The key word to understanding the Church’s message today is disdain. After “Naaman arrived at Elisha’s house and asked to be cured, Elisha sent a boy to tell him to wash in the Jordan seven times. A simple thing. Perhaps for this reason “Naaman disdained”, exclaiming: “I have made such a journey, with so many gifts...”. Instead everything was resolved by simply bathing in the river. Moreover, Naaman continued, “our rivers are more beautiful than this one”.

In Luke (4:24-30), the inhabitants of Nazareth similarly disdained after hearing Jesus read from the prophet Isaiah that Sabbath in the synagogue, when he said “‘today this has happened’, speaking of the liberation, of how the people would be freed”. The people commented: “What do you think about this man? He is one of us, we saw him grow up from boyhood, he never studied”. And the people “disdained” and even “wanted to kill him”.

Again, later on Jesus felt this disdain on the part of the leaders, the doctors of the law who sought salvation in moral casuistry — ‘this can be done to this point, to that point...’ — and thus I don’t know how many commandments they had, and the poor people.... This is why the people did not trust them. The same thing happened with the Sadducees, who sought salvation in compromises with the powerful men of the world, with the emperor: some with clerical networks, others with political networks sought salvation in this way. But the people had an instinct and didn’t believe in them. Instead, they believed in Jesus because he spoke with authority.

And so, “why this disdain?”. It is because, in our imagination salvation must come from something great, from something majestic: only the powerful can save us, those who have strength, who have money, who have power, these people can save us. Instead, “God’s plan is different”. Thus, they feel disdain because they cannot understand that salvation comes only from little things, from the simplicity of the things of God. And when Jesus proposes the way of salvation, he never speaks of great things, but only “little things”.

Re-read the Gospel Beatitudes Mathew 5: 1-12 — “you will be saved if you do this” — and of Matthew, Chapter 25. They are the two pillars of the Gospel: ‘Come, come with me because you have done this’. It involves simple things: you did not seek salvation or hope in power, in networks, in negotiations, no; you simply did this. Yet actually, this gives rise to much disdain.

Prepare for Easter, by reading the Beatitudes and reading Matthew 25, and thinking and seeing if something about this causes me disdain, takes peace away from me. Because disdain is a luxury that only the vain, the proud allow themselves.

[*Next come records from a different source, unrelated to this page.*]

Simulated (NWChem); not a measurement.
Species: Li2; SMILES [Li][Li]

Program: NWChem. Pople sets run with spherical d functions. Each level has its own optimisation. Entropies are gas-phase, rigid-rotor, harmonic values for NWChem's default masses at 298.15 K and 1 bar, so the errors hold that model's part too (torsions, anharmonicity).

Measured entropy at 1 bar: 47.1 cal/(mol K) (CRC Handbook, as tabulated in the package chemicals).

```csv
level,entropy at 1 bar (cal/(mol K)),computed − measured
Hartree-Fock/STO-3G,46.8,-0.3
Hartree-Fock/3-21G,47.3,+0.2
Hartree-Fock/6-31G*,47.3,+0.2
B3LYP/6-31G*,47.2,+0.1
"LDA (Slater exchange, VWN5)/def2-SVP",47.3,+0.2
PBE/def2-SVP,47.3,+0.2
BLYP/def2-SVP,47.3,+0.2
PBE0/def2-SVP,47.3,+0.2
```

Here at the end of the Beatitudes Jesus says something powerful: “Blessed is he who is not shocked by me”, who “does not disdain this, who does not feel disdain”. It will do us good to take a little time — today, tomorrow — and read the Beatitudes, read Matthew and pay attention to what is happening in our heart: whether there is something that causes disdain. And “ask the Lord for the grace to understand that the only way to salvation is the folly of the Cross, that is, the annihilation of the Son of God, of his becoming small. In today’s liturgy, “the little thing” is “represented by bathing in the Jordan and by the little village of Nazareth.

29.02.16


Pope Francis

16.03.20 Holy Mass Santa Marta

Monday of the Third Week of Lent - Lectionary Cycle II

2 Kings 5: 1-15,

Luke 4: 24-30

In both texts that the Liturgy proposes for our meditation today there is an attitude that attracts attention, a human behaviour, but not good spirit: indignation. The people of Nazareth began to listen to Jesus, and they liked how He spoke, but then someone said: "But in which university did you study? This is the son of Mary and Joseph, this was the carpenter! What can He come to tell us?" And the people became disdained. They become indignant (cf. Luke 4:28). And this outrage leads them to violence. And so Jesus who they admired at the beginning of His preaching is driven out, to throw Him down the cliff (cf. v. 29).

Even Naamàn, a good man, and Naamàn was also open to faith, but when the prophet sends someone to him to say that he bathes seven times in the Jordan he becomes indignant. But why? "Here, I thought, of course he will come out and stand there, and he will invoke the name of the Lord his God, he will wave his hand over the sick part and he will take away my leprosy. Surely the Abanà and Parpar, rivers of Damascus, are better than any of the waters of Israel? Couldn't I bathe there and cleanse myself? He turned and left angry." With disdain.

Even in Nazareth there were good people; but what is behind these good people that leads them to this indignant behaviour? And in Nazareth it was worse: because of the violence. Both the people of the synagogue of Nazareth and Naamàn thought that God manifested himself only in the extraordinary, in things out of the ordinary; that God could not act in the common things of life, in simplicity. They disdained the simple. They were indignant, they despised simple things. And our God makes us understand that He always acts in simplicity: in simplicity, in the house of Nazareth, in the simplicity of everyday work, in the simplicity of prayer... The simple things. Instead, the worldly spirit leads us towards vanity, towards appearances...

And both end in violence: Naamàn was very educated, but he slams the door in the prophet's face and leaves. Violence, an act of violence. The people of the synagogue begin to get angry, to get heated, and they make the decision to kill Jesus, but unconsciously, and they kick Him out to throw him down. Indignation is an ugly temptation that leads to violence.

They showed me, a few days ago, on a mobile phone, a video of the door of a building that was quarantined. There was one person, a young gentleman, who wanted to go out. And the policeman told him he couldn't. And he punched him, with disdain, with contempt. "But who are you, 'negro', to prevent me from leaving?" It is the indignation of the proud, of the proud ... but with a poverty of spirit that is really awful, of the proud who live only with the illusion of being more than they are. It is a spiritual "illness", people who are indignant: indeed, many times these people need to be indignant, to be indignant to feel like they are someone.

This too can happen to us: "the Pharisaical scandal", the theologians call it, or the scandal of the Pharasees , that is, to scandalize those things such as the simplicity of God, the simplicity of the poor, the simplicity of Christians, as if to say: "But this is not God. No, no. Our God is more cultured, he is wiser, he is more important. God cannot act in this simplicity." And always indignation leads you to violence; both physical violence and verbal violence, which always kills like physical violence.

Let us think of these two passages: the indignation of the people in the synagogue of Nazareth and the indignation of Naamàn, because they did not understand the simplicity of our God.